Kentner doesn't see it that way. She says she wants more restrictions on how Lakewood officials and politicians approve new developments and is upset that some apartment buildings are going up in mixed use areas that should be dedicated to business.

"That limits the amount of land we have available for jobs. We don't want Lakewood to be only a bedroom community for Denver. We need to have employers here in Lakewood so we can have walkable communities," Kentner said.

One new apartment building near Union Boulevard made her particularly mad — she said wants the city to stress building that gives people "ownership opportunities" rather than just rentals.

One caveat in the proposal allows for exemptions to the housing caps in the city's blighted areas, which includes west Colfax Avenue. This means any building in those areas wouldn't be subject to limits.

Mayor Adam Paul calls this particular exception disastrous for the socioeconomic mix of the city.

"To me, it's classist and in some ways racist," he said. "It's like 'we don't want those people here.'"

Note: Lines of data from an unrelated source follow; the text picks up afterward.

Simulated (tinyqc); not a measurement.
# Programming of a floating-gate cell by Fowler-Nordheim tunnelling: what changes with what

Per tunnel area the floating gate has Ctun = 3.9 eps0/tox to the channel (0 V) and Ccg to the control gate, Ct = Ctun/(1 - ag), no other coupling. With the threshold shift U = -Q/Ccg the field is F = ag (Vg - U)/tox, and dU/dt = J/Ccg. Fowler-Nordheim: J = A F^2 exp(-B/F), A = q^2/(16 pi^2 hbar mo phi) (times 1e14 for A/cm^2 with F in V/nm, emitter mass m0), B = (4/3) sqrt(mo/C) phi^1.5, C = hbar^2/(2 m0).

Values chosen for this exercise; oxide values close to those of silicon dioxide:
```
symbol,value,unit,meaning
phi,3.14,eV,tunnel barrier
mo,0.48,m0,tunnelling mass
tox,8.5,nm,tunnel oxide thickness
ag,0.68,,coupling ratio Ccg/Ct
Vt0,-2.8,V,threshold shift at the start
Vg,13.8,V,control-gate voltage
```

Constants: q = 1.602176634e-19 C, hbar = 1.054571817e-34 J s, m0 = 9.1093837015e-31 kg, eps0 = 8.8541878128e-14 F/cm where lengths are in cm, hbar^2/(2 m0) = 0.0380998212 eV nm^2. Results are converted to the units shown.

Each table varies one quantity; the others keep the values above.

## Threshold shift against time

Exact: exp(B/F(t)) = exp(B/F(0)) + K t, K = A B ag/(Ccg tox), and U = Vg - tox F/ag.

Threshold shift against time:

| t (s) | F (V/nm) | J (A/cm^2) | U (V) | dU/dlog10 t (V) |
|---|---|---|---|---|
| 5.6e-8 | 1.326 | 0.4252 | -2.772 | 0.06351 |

Kathi Hasfjord has lived in Lakewood since the early 1970s. She is retired and has a nice home not far from the Sixth Avenue freeway. Hasfjord welcomes the additions to the suburb's skyline and wants different kinds of people to be able to live in the city she calls home.

"Growth is an important thing," she said. "There's no stopping and saying let's go back to the way it was in the 70s and the 80s. It's changing and it will change all the time."

City councilwoman Dana Gutwein, who is fighting the housing cap proposal, agreed.

"This is not an innovative solution to growth or managing growth," she said. "So when you take a desirable city like Lakewood, try to put a growth limit on it, the result is to dramatically change the community by dramatically changing who can afford to live here."